Ingesters with WAL

Currently the ingesters running in the chunks storage mode, store all their data in memory. If there is a crash, there could be loss of data. WAL helps fill this gap in reliability.

To use WAL, there are some changes that needs to be made in the deployment.

Changes to deployment

  1. Since ingesters need to have the same persistent volume across restarts/rollout, all the ingesters should be run on statefulset with fixed volumes.

  2. Following flags needs to be set

    • --ingester.wal-dir to the directory where the WAL data should be stores and/or recovered from. Note that this should be on the mounted volume.
    • --ingester.wal-enabled to true which enables writing to WAL during ingestion.
    • --ingester.checkpoint-enabled to true to enable checkpointing of in-memory chunks to disk. This is optional which helps in speeding up the replay process.
    • --ingester.checkpoint-duration to the interval at which checkpoints should be created. Default is 30m, and depending on the number of series, it can be brought down to 15m if there are less series per ingester (say 1M).
    • --ingester.recover-from-wal to true to recover data from an existing WAL. The data is recovered even if WAL is disabled and this is set to true. The WAL dir needs to be set for this.
      • If you are going to enable WAL, it is advisable to always set this to true.
    • --ingester.tokens-file-path should be set to the filepath where the tokens should be stored. Note that this should be on the mounted volume. Why this is required is described below.

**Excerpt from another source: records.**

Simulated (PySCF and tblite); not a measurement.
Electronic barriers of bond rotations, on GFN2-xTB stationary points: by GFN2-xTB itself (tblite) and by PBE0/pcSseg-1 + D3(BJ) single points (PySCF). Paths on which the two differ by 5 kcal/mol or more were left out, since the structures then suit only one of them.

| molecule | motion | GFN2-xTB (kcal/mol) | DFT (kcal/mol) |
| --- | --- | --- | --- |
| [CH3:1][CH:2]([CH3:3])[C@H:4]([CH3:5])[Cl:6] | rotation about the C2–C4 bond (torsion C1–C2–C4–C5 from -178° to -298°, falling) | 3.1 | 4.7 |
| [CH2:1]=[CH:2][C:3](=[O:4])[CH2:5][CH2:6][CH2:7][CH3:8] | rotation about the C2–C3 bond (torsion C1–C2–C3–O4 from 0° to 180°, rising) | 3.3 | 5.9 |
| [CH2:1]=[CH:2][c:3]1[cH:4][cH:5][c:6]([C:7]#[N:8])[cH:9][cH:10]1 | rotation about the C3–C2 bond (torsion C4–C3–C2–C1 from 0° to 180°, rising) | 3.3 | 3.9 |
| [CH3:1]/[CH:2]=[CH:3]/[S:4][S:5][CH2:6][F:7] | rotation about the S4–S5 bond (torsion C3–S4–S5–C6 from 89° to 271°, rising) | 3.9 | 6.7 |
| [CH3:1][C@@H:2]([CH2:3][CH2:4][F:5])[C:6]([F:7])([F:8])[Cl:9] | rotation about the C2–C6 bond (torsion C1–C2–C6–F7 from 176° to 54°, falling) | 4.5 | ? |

Changes in lifecycle when WAL is enabled

  1. Flushing of data to chunk store during rollouts or scale down is disabled. This is because during a rollout of statefulset there are no ingesters that are simultaneously leaving and joining, rather the same ingester is shut down and brought back again with updated config. Hence flushing is skipped and the data is recovered from the WAL.

  2. As there are no transfers between ingesters, the tokens are stored and recovered from disk between rollout/restarts. This is not a new thing but it is effective when using statefulsets.

Migrating from stateless deployments

The ingester deployment without WAL and statefulset with WAL should be scaled down and up respectively in sync without transfer of data between them to ensure that any ingestion after migration is reliable immediately.

Let’s take an example of 4 ingesters. The migration would look something like this:

  1. Bring up one stateful ingester ingester-0 and wait till it’s ready (accepting read and write requests).
  2. Scale down old ingester deployment to 3 and wait till the leaving ingester flushes all the data to chunk store.
  3. Once that ingester has disappeared from kc get pods ..., add another stateful ingester and wait till it’s ready. This assures not transfer. Now you have ingester-0 ingester-1.
  4. Repeat step 2 to reduce remove another ingester from old deployment.
  5. Repeat step 3 to add another stateful ingester. Now you have ingester-0 ingester-1 ingester-2.
  6. Repeat step 4 and 5, and now you will finally have ingester-0 ingester-1 ingester-2 ingester-3.

How to scale up/down

Scale up

Scaling up is same as what you would do without WAL or statefulsets. Nothing to change here.

Scale down

Since Kubernetes doesn’t differentiate between rollout and scale down when sending a signal, the flushing of chunks is disabled by default. Hence the only thing to take care during scale down is flushing of chunks.

There are 2 ways to do it, with the latter being a fallback option.

First option Consider you have 4 ingesters ingester-0 ingester-1 ingester-2 ingester-3 and you want to scale down to 2 ingesters, the ingesters which will be shutdown according to statefulset rules are ingester-3 and then ingester-2.

Hence before actually scaling down in Kubernetes, port forward those ingesters and hit the /shutdown endpoint. This will flush the chunks and shut down the ingesters (while also removing itself from the ring).

After hitting the endpoint for ingester-2 ingester-3, scale down the ingesters to 2.

PS: Given you have to scale down 1 ingester at a time, you can pipeline the shutdown and scaledown process instead of hitting shutdown endpoint for all to-be-scaled-down ingesters at the same time.

Fallback option

There is a flush mode ingester in progress, and with recent discussions there will be a separate target called flusher in it’s place.

You can run it as a kubernetes job which will * Attach to the volume of the scaled down ingester * Recover from the WAL * And flush all the chunks.

This job is to be run for all the ingesters that you missed hitting the shutdown endpoint as a first option.

More info about the flusher target will be added once it’s upstream.